Christianity, thankfully, has learned this lesson. Whereas 40 years ago, people burned effigies and images of a pop band who joked that they were bigger than Jesus, whereas 25 years ago, a group of comedians received death threats for making a film about someone who was born in the shed next to Jesus, last year a far more overtly blasphemous operetta saw protests by, at most, 100 middle-Englanders who muttered 'down with this sort of thing' and burnt the receipts for their TV licences. The world munched its cornflakes and turned to the horoscopes.

Of course people are wary of offending Muslims, or appearing to sing from the same hymn sheet as the BNP. There's a school of thought that we should be sensitive to Muslim concerns because, after all, European secularism is merely a belief system, just as is Islam; how can you weigh one as more important than the other when so many people believe in it so fervently that they will lay down their life for it? Who hasn't, in the last week, quoted, or at least thought of the Voltaire aphorism: "I disapprove of what you say, but I will defend to the death your right to say it"?

However, such seemingly benign relativism is in fact a betrayal of the principals which allow you to enjoy your life as you please, the politics - for which people have suffered and died - which give you the freedom to live as you choose; to drink, smoke, dance; to listen to music, watch TV; to say what you like, to go where you want, live where and how you wish; to see, talk to, sleep with and love who you like; to speak which ever language you choose; to write whatever you want with whichever hand you feel most comfortable with, and even where to go and pray of a Sunday morning. People have worked, fought and died for those liberties, and to put secularism on a par, to give it an equal footing, to make it a mere accident of birth, as religion, any religion, which subjugates people to the will and whim of the self-appointed interpreters of ancient, liberally interpreted, selectively read, writings, is to give up those hard-won, hard-kept liberties.

With liberties and rights come responsibilities - firstly, the responsibility to protect those liberties and rights, as mentioned above, by not giving in to those who wish to censor us. Secondly, to use those liberties and rights responsibly. There are some who say that freedom of speech is not absolute, that there are necessary strictures that we have to observe to all live together in harmony. No. There is an obvious courtesy one should observe when possible so that we can all live in harmony, but sometimes such courtesy comes second to the necessity of speaking out. The Jyllands-Posten didn't have to publish those cartoons - the point they made by doing so was a rather weak, badly made one - but the subsequent publications were absolutely necessary, just as 'The Life of Brian' was necessary; change and progress does not come from placating those who would censor us. Any freedom is not a freedom if it is limited; otherwise it is a mere allowance given to us by those who do the limiting, and just as you let them give, you let them take away.
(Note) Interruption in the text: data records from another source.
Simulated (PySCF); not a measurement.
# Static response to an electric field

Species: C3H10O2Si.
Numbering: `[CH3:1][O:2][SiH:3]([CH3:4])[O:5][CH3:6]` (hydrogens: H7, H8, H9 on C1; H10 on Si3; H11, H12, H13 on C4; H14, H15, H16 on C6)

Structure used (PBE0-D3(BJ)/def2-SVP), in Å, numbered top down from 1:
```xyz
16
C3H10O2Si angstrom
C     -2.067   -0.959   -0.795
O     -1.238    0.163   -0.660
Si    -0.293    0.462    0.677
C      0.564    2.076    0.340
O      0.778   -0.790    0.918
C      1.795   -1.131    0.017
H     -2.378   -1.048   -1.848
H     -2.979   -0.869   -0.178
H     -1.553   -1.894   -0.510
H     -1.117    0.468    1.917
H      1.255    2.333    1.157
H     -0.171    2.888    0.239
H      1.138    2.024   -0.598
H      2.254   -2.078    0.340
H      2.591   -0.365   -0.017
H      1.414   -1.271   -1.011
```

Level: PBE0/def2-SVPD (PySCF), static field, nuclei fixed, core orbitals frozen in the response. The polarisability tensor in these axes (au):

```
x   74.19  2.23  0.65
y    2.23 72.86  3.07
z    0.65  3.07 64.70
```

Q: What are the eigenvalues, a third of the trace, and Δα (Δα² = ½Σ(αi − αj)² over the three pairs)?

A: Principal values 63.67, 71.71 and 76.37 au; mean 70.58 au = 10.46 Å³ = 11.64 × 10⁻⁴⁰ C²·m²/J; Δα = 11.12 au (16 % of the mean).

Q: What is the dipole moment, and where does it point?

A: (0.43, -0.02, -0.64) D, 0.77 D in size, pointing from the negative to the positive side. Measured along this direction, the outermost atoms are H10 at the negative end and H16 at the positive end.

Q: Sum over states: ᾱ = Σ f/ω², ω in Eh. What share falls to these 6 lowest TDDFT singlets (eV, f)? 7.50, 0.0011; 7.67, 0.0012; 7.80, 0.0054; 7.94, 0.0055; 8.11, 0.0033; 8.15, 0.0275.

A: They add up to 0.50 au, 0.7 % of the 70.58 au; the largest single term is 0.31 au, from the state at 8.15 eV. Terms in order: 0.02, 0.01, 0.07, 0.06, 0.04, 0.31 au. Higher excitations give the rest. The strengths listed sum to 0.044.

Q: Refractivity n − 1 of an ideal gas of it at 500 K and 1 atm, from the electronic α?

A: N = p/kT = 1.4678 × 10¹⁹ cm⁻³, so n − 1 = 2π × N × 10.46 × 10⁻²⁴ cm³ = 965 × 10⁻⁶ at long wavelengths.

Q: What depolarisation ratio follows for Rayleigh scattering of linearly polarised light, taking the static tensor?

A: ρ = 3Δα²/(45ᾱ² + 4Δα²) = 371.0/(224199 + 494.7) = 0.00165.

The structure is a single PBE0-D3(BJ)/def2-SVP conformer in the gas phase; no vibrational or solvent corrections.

Unfortunately, there are always those who will abuse their freedoms (which is not, of course a reason not to have them). If I am to have absolute freedom of speech, then unfortunately so must far-right groups and fundamentalist preachers. For their speech to be curtailed, there must be a curtailer. In a classic "who will guard the guardians" case, it's better to have anarchy than slavery. Hence the British government's defeat on the Racial and Religious Hatred bill this week. Liberty prevailed over regulation. It's worrying, of course, to think of the BNP with free reign to spread their hate and lies, but, and this is where the Abu Hamza conviction is interesting. There are laws already covering public order offences, assault and incitement which can be used to police them, without ever transgressing their right to speak, as Abu Hamza has found out. Nick Griffin is free to talk about whatever he likes in private, with his own friends, however odious, and this is a good thing.

Another reason why the BNP and the like should not be censored is because of how they can twist such censorship to their own aims. It's rather crude, but the air of martyrdom and persecution presents them as freedom fighters and wins them votes. Rather, letting their views stand in the full blast of the oxygen of publicity is the only way of revealing the lies, misinformation and manipulation they use to present their racist agenda. You can't tell a BNP member that immigrants brought a net gain of £2.3bn to Britain in 2003 if you've already silenced the dialogue.

Similarly, you can't address the contradictions of Islamic fundamentalism if you self-censor for fear of causing offence, or, god forbid, for fear of causing riots, building-burning and murder. Seriously, it's like Kristallnacht out there. And this from a body of people whose media regularly caricature and lampoon Jews in the most derogatory fashion. When they're not proclaiming the destruction of Israel and Zionism, of course. Or threatening to "slay/massacre/annihilate those who mock Islam".

Which brings us back to the cartoons. It was right to publish them in the first place, and it was even more right to republish them is support of Denmark and the Jyllands-Posten after the initial outcry. The fact that buildings have been burnt and people killed is scary, but that is exactly what makes it so right - you cannot abandon the principals on which your life is founded simply because because the pawns of an anti-humanist organisation object with fire and bullet when you exercise those principals. Otherwise, what is the point of having them?